A tragic loss leads a community to serve
But on a warm Tuesday morning in June, we managed to fit 500 people into our auditorium and an additional 200 into an overflow area. Outside stood 1,000-plus more people, dressed in red and holding red balloons.
View | Anthony LindenWhen the black hearse pulled out of the church parking lot onto South Main Street, the bystanders released their balloons. The funeral procession moved slowly through the rows of strangers and friends that lined both sides of the road.
Men and women, young and old, gathered together with hands over their hearts or tissues to their eyes as they said farewell to Shane Farrell, a boy that most had never met.
It was, for many, the most beautiful funeral they had seen.

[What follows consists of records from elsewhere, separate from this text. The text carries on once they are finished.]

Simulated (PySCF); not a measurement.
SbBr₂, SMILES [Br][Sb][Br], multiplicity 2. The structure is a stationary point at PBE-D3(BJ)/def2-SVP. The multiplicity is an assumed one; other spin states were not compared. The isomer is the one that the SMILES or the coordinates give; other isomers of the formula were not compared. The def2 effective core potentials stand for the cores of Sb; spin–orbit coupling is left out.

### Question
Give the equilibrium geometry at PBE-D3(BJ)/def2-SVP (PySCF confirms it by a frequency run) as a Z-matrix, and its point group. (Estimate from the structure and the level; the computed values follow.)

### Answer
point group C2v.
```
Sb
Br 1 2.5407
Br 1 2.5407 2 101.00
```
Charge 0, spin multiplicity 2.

Six days earlier, a tragic accident set forth a series of events that cannot be easily explained or understood. As news spread concerning the tragedy involving 13-year-old Shane Farrell, the exact details were uncertain. But a few horrible facts were clear: A school bus. A child on a bike. A death.
Dozens of middle school students witnessed an accident they were not prepared to see. A bus driver, though faultless, was overcome with guilt and sorrow. The responding police officers, firefighters, and paramedics who were all deeply shaken. Hundreds of parents struggled with how to explain a tragedy like this to their own children.
Shane Farrell, second from left, with friends at the Edgewood Church of Christ. (PHOTO PROVIDED BY ANTHONY LINDEN)
And Brian Farrell and Jackie McCabe had to absorb the loss of their son, if such a thing can be done.
The air on the night of Wednesday, June 3, was heavy with sadness, and as the sun began to set that evening, it was clear that darkness had already fallen.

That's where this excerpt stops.